2

Complete newbie to mySQL. So any help will be appreciated.

I have 3 tables -- carts, users, actions.

carts:
+------------+-------------+-------+
| cartId     | session_id  | userId| 
+------------+-------------+-------+

users:
+----------+-------------+
| usedId   | email       |
+----------+-------------+

actions:
+-------------+------------------+---- ---------+
| session_id  | impressionAction | impressionId | 
+-------------+------------------+-----+--------+

In carts, there is one session_id per line.

In users, there is one userId per line.

In actions, there are multiple lines per session_id counting for all the actions for that session.

I would like to JOINthe three tables getting the output to be something like

+------+-------------+--------+------------------+--------------+-------+
userId | session_id  | cartId | impressionAction | impressionId | email |
+------+-------------+--------+------------------+--------------+-------+

Where there will be multiple lines per userId and session_id; essentially a flattened file. I think if we JOIN carts and users on userId resulting in say A and then JOIN A and actions' onsession_id`, we are home.

A sample expected output is:

+------------+-------------+--------+------------------+--------------+---------+
userId       | session_id  | cartId | impressionAction | impressionId | email   |
+------------+-------------+--------+------------------+--------------+---------+
| 1234       | abc3f45     | 0001   | LOGIN            | 2032         |ab@yc.com|
| 1234       | abc3f45     | 0001   | ADD              | 4372         |ab@yc.com|
| 1234       | abc3f45     | 0001   | ADD              | 4372         |ab@yc.com|
| 1234       | abc3f45     | 0001   | SENDMAIL         | ab@yc.com    |ab@yw.com| 
| 4567       | def4rg4     | 0002   | LOGIN            | 2032         |db@yw.com|
| 4567       | def4rg4     | 0002   | ADD              | 4372         |db@yw.com|
| 4567       | def4rg4     | 0002   | REMOVE           | 3210         |db@yw.com|
+------------+-------------+--------+------------------+--------------+---------+** 

I don't know how to JOIN 3 tables without one common key. I don't even know what type of join it is called.

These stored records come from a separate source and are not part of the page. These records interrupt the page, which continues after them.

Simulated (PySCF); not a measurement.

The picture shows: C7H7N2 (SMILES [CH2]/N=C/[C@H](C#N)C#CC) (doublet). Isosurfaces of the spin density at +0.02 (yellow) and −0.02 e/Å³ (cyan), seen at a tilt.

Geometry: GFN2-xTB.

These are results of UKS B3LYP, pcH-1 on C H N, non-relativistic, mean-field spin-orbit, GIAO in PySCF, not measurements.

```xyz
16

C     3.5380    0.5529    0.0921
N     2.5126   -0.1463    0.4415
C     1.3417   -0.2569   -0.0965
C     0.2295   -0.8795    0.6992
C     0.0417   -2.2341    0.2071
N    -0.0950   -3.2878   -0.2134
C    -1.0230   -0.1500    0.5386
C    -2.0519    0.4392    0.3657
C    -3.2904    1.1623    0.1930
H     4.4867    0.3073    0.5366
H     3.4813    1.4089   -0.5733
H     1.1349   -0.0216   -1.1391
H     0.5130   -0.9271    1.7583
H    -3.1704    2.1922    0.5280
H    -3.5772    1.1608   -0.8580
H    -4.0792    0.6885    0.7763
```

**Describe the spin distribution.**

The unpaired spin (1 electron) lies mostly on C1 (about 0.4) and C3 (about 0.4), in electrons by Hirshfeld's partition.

Essentially, we are trying to join 3 tables with non-overlapping keys, gathering one common key through the first JOIN and then joining the intermediate with the third one. Is this called a CROSS JOIN? If no, is there a name?

eager_learner313
  • 97
  • 1
  • 3
  • 11
  • this could get ugly. you're doing a tree-based joining. `A->B` and `A->C`. You're going to get undefined results, especially in the case where B and C have different numbers of matching records for any "parent" record in A. It kind of looks like the carts:users relationship is 1:1, but if it's 1:n/n:1, then all bets are off. – Marc B Jul 08 '14 at 18:50
  • A user can have multiple carts? – Relevant Jul 08 '14 at 18:51
  • @Relevant: yes, s/he can, which would yield a different `session_id` – eager_learner313 Jul 08 '14 at 18:56
  • Could you provide a sample expected output? – Relevant Jul 08 '14 at 18:58
  • Yes, I will add it to the question. – eager_learner313 Jul 08 '14 at 19:10
  • 1
    @eager_learner313 Check this [SQL Fiddle](http://sqlfiddle.com/#!2/95a8b/2) If is this what you're looking for, I'll paste the statement as an answer :) – hex494D49 Jul 08 '14 at 19:21
  • @hex494D49 thanks will check it. In the meantime, can you take a look at the expected output provided in case you missed it? I just updated it. – eager_learner313 Jul 08 '14 at 19:35
  • @eager_learner313 Updated [SQL Fiddle](http://sqlfiddle.com/#!2/9825a/1) – hex494D49 Jul 08 '14 at 19:44
  • @hex494D49: I think you have it my friend. I am so sorry to say this, but I just realized one part of my update never got posted. Please take a look at this. Again, apologies for this. I didn't see that. – eager_learner313 Jul 09 '14 at 16:49
  • @eager_learner313 Shall I paste it down as an answer :) ? – hex494D49 Jul 09 '14 at 16:51
  • @hex494D49: yes you may! However, I'd like you to explain the motivation and the reasoning behind the code, for that is what I am looking for-- to learn and get some heuristics down. Why join what table on what, how did you visualize the solution from the sample output, etc.? The devil is always in the details and I am struggling with JOINs and doing them properly. – eager_learner313 Jul 09 '14 at 17:52
  • @eager_learner313 I had lots of similar situation. I just folloe some logic :) In this case users are at the top, they do have sessions, they do something with the card etc... If you explain in more details your situation maybe I could suggest you a better solution :) For example, what's the card, a shopping card or something else, what is exactly impression and what makes it different from an action... – hex494D49 Jul 09 '14 at 17:56
  • @hex494D49: can you add this explanation to your answer? Here is a detailed explanation--- a USER may select many products, add to their CART, a single USER may have multiple CARTS, at the end of the event, they can EMAIL the cart to them. The ACTIONS of the user are stored in the `actions` table. I am just trying to have a flattened file containing the information from all the sources. Another thing: so in your code, are you JOINING CARTS to both USERS and ACTIONS? I am bit confused about that. – eager_learner313 Jul 09 '14 at 18:12
  • @eager_learner313 I see. I'll try to explain all in details in a meantime. Actually, I'm joining users, to the actions through the cards. Anyhow, I'll check the statement once again 'cause the whole process is clearer now :) – hex494D49 Jul 09 '14 at 18:22
  • @hex494D49: yes, if you can explain what is going on with the two JOIN statements on 1 table, that will be great. Also, why is the `carts` table the main one for everything else to be `JOINED` on?-- things like these – eager_learner313 Jul 09 '14 at 20:08

2 Answers2

5

Taken from your comment above

A USER may select many products, add them to their CART; a single USER may have multiple CARTS and at the end of the event, they can EMAIL the cart to themselves; the ACTIONS of the user are stored in the actions table

This is how I see the structure (having in mind your data)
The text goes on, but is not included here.